Efforts have been in full swing by our international team and pro-Palestine partners to announce the official launch of “My Return” international campaign during a press conference slated to be held in the Turkish metropolitan province of Istanbul.
Civil society representatives, human rights activists, and representatives of Turkish institutions are expected to take part in the conference, in a gesture of solidarity with millions of Palestinian refugees wishing to freely exercise their right of return to their motherland—Palestine—from which they have been displaced for over 70 years.
The conference will be staged by PRC in cooperation with a number of NGOs operating in the Turkish territories. The event will tackle practical mechanisms to thwart the US Middle East peace plan, protect the internationally-recognized rights of the Palestinian people, and block all attempts to have Palestinian refugees resettle in other destinations.
Earlier, last month, a meeting was convened in Istanbul, February 02, to usher in the birth of the international campaign. The meeting brought together a consortium of pro-Palestine NGOs and human rights organizations operating in the UK, Turkey, Jordan, Lebanon, and Palestine, along with other countries in Europe, Latin America, and the Middle East.

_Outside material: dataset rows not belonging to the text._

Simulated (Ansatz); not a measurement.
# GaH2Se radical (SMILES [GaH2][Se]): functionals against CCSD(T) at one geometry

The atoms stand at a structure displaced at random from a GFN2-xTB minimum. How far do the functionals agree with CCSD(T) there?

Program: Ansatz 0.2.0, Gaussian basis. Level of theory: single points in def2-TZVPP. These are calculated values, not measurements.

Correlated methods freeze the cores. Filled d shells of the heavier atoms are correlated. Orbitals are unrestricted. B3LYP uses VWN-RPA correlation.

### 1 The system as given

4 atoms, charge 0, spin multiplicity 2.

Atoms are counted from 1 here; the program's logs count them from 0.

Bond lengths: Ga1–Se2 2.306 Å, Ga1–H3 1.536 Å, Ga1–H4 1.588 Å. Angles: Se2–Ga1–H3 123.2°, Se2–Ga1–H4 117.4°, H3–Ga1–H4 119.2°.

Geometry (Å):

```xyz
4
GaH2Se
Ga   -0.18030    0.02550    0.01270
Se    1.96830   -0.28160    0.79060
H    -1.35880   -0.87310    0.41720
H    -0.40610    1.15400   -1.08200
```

“My Return” initiative is an international campaign launched by PRC in partnership with Palestinian and international human rights partners and NGOs in order to amass the largest possible number of signatures showing Palestinians’ unyielding commitment to their right of return to their homeland—a right guaranteed by International Law and relevant UN resolutions.
The campaign comes at a time when efforts have been intensified by Israel and its allies, most notably the US, to negate Palestinians’ refugee status and, as a result, rescind their right of return to their homeland and delegitimize any institution providing assistance to the refugees, such as UNRWA.
The right of return refers to the right of Palestinian refugees to return to their homeland from which they have been expelled since 1948. It implies both first-generation refugees and their descendants, regardless of their place of birth or residence and their political, social, and economic condition.